Mike
Reply: 1.1.1.1.1.1.1.1.1.1
From: Mike .
THE ANSWER
From: Mike
Date: 20 Feb 2001
Time: 17:10:42
Hi Newbies,
Wow, what a great response! Excuse me, while I get back off the floor. Part of the fun of the forum is posting something interesting enough to get some responses from jaded forum addicts. My last one, "Negotiating Online", went down quicker than the Hindenberg. This one's made up for that in spades.
I've placed the actual answer at the end of this post, so you have the choice of reading my 2 cents worth first or skip my crap and scroll to the bottom of the post to see (drumroll) 'The Answer' (cymbal). By the way, The Answer sounds like it was written by someone with more letters after their name than The Wife MuMMY EXTOd AIRE. Property BYER, Bus. OWNER, VIC NSW Qld ACt.

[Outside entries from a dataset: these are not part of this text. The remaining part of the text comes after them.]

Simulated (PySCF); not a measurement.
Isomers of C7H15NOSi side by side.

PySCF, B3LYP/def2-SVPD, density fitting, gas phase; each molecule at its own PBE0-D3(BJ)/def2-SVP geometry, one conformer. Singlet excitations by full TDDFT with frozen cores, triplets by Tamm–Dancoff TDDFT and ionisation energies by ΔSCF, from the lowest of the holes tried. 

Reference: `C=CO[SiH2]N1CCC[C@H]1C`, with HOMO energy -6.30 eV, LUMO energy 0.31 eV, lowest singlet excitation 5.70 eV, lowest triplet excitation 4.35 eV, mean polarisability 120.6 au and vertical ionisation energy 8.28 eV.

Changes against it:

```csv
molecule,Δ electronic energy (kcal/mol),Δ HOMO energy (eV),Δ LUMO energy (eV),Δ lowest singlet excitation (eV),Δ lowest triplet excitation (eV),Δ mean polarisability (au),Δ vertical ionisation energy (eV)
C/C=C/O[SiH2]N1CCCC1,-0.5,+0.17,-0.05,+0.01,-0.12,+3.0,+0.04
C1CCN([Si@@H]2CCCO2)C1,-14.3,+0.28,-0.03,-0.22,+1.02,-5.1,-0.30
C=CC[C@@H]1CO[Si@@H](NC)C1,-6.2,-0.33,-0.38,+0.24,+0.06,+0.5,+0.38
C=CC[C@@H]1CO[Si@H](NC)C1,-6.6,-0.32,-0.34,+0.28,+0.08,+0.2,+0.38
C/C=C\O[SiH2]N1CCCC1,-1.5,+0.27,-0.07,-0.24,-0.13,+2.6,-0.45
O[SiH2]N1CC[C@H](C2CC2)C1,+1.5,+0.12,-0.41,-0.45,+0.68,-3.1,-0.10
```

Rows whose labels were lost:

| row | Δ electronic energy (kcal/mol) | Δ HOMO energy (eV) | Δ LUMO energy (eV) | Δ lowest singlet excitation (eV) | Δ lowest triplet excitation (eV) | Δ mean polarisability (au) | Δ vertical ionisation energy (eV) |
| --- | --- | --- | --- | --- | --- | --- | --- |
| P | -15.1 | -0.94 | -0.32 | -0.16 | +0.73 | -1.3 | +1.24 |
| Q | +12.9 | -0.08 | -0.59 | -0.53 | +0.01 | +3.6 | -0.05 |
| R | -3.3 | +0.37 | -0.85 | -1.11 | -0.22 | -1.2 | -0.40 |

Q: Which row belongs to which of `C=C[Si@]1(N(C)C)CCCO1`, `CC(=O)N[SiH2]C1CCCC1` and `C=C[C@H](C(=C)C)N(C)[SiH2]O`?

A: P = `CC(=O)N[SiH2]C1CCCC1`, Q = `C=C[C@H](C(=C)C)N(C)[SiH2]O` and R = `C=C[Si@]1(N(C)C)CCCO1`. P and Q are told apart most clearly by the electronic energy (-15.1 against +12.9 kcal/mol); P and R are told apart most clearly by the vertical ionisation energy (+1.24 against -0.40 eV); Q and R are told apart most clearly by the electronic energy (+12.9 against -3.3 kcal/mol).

I'm not going to comment on your individual answers since I'm no guru and self-examination is the best teacher,anyway.
Just a small observation, though: I noticed nobody did any number crunching to backup their advice. Perhaps you thought the financial benefit of your particular strategy was so obvious that numbers weren't an issue. Something to think about. I wonder whether the Investment Institute would have us number crunch the various scenarios?
If we were to number crunch a scenario, then we would need to arbitrarily assign figures to the financial variables, such as: equity, rent return, resale value, proposed cost of renovations to IP. The couple's financials, such as: current rent, combined income, lifestyle issues (eg, children?).
I've decided to have a go at this and have some fun with it. First, I'll flesh out this couple a bit, make them more real, there might be emotional issues to consider in the decision-making process. You guys and gals came at it from a purely financial perspective. Some of you will make great hard-nosed investors someday, to rival Rivkin. For this exercise I'm going to be the hapless friend who has been put on the spot at a restaurant dinner after a few drinks too many. Tough assignment.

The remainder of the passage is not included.